Wednesday, November 24, 2010

24. we are illogical,

i have no sense of why I'm writing a blog tonight - i guess i feel like I needed to say something, but the things that i have to say i wish not to share, or rather i don't feel the need to anymore. everything seems kinda futile in the end - sometimes i guess it's a good thing, that at the end of the day, everything bad that happened on this day doesn't really mean a thing in the long run. The only things that ever matter are you, your perspective, and what you choose to do with your actions and the reasons behind it.

i guess i'll add, I'm disappointed a little bit. i'm not sure in what, but i feel disappointed - actually I do know. I've been slacking off with Carrical a bit. Its been 3 weeks since I went - i should have gone today but I wasn't feeling too well. I feel guilty. I need to go back because I feel like I'm losing my purpose a little - Carrical is always a reminder of why I'm doing this, it's an amazing feeling each time but so apprehensive before hand. I hate this feeling: I've let some people down but most especially myself.

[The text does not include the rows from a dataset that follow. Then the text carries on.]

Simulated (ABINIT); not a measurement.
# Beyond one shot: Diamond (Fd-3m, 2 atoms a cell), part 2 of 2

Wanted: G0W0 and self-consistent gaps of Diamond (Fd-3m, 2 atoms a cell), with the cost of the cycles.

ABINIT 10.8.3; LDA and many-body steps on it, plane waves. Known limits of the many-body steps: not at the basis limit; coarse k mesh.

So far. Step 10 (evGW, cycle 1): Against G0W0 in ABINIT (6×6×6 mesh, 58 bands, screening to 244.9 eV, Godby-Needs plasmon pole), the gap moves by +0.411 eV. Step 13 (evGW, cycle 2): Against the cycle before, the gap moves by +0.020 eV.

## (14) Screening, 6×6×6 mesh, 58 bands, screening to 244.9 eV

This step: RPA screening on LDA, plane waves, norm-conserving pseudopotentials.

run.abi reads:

I know, technically, 2 weeks out of the three was because I had university/folio stuff due. I still feel so incredibly guilt-ridden, i guess it's because i know I can do better, I'm expected to be better, at least I feel I should be.

Some people may say I'm too harsh on myself, a week off isn't too bad, you need it to rest up etc. rest is for the weak i say.

sorry, this particular post is a ranting post. I haven't done these in a while. feel free to skip it.

I also feel a bit disappointed in others - i sometime wonder why I still ,after all this time, expected more. I really should just let you run free.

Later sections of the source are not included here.